Job lost to cuts at Fort Meade


Richard H. Howell has spent the last six years following Pentagon orders to strip Fort Meade of 9,000 acres.

And now, with his work almost done, he finds himself downsized out of a job.

When the 1st U.S. Army's mission ends June 30, so will Mr. Howell's role as the man who makes sure base closure and realignment gets done with the community's help.

This week Department of Defense officials told Mr. Howell, 56, he would not be replaced after the 1st Army is inactivated and consolidated at Fort Gillem, Ga.

"Their job is to really work themselves out of a job," explained Major Marty Hauser, spokesman for the Defense Department's Base Transition Office. "He's a good guy. He's done a lot of good things. It's a decision that gets made when a mission is ending."

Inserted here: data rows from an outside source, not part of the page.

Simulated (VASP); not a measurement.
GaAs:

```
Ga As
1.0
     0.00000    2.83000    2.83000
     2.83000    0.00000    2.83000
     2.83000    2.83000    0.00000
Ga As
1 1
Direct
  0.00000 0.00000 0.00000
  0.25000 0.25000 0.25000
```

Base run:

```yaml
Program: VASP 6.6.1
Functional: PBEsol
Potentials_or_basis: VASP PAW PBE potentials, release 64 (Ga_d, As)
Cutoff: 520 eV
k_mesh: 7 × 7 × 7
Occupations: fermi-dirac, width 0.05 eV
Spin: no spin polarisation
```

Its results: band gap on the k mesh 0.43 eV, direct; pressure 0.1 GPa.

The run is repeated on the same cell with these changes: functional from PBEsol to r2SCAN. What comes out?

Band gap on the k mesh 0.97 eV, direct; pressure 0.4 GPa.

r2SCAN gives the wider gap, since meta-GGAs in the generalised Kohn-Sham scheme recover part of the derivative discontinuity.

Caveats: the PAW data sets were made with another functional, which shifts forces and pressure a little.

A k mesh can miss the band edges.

Fort Meade officials said they have decided not to hire another base transition coordinator to finish Mr. Howell's last major project, turning Tipton Army Airfield into a civilian airport. Post spokesman Julius Simms said the work will be taken up by Ted Hartman, Fort Meade's Base Closure and Realignment Commission officer.

"I've accepted now that's how the cookie crumbles," said Mr. Howell, a retired Army colonel. "It would take an extraordinary action to turn this around. I really believe I made a difference. It's too bad I can't continue to support Fort Meade."

Mr. Howell's last day is June 24. Two days later, he will start as executive director of the Baltimore Federal Executive Board, which coordinates activities among federal agencies.

Civic leaders say Mr. Howell will be remembered for breaking the silence between Fort Meade and the surrounding community.

"Fort Meade sat there. We either drove around it or through it -- very seldom would [Fort Meade] come out and talk to us," said Ray Smallwood, president of the Maryland City Civic Association. "Colonel Howell was that one person who took the concerns of the community. He helped give us directions. He helped channel feedback."

In 1988, when the Pentagon recommended closing part of the 13,000-acre post, Mr. Howell helped organize the Fort Meade Coordinating Council to give the community a say in what should be done.

The 32-member council met about twice a month for two years. The council recommended what ultimately happened: 8,100 acres of Fort Meade would be given to the Patuxent Wildlife Research Center, and Tipton Army Airfield would be handed over for Anne Arundel and Howard counties as a civilian airport.

"I was extremely disappointed when I heard he was leaving his job," said Alfred Shehab, chairman of the coordinating council. "He kept open a fantastic line of communication. We're going to miss him."

Perhaps what made Mr. Howell so successful was that he had experience in base closure and realignment.

During the round of military reductions in the mid-1970s, he helped close or convert several California bases, including Fort MacArthur, Hamilton Air Force Base and the Los Alamitos Naval Air Station. He said he never thought the federal government would cut the military as much as it has today.

"What really brought it to the head was the reunification of Germany and the elimination of the Cold War," said Mr. Howell, who began his Army career at age 18 when he enlisted in the National Guard Army Reserve.

He'll spend his last days at Fort Meade working on the Tipton project, confident that he has done his job.

"You cannot discover new oceans unless you have the courage to lose sight of the shore," he said.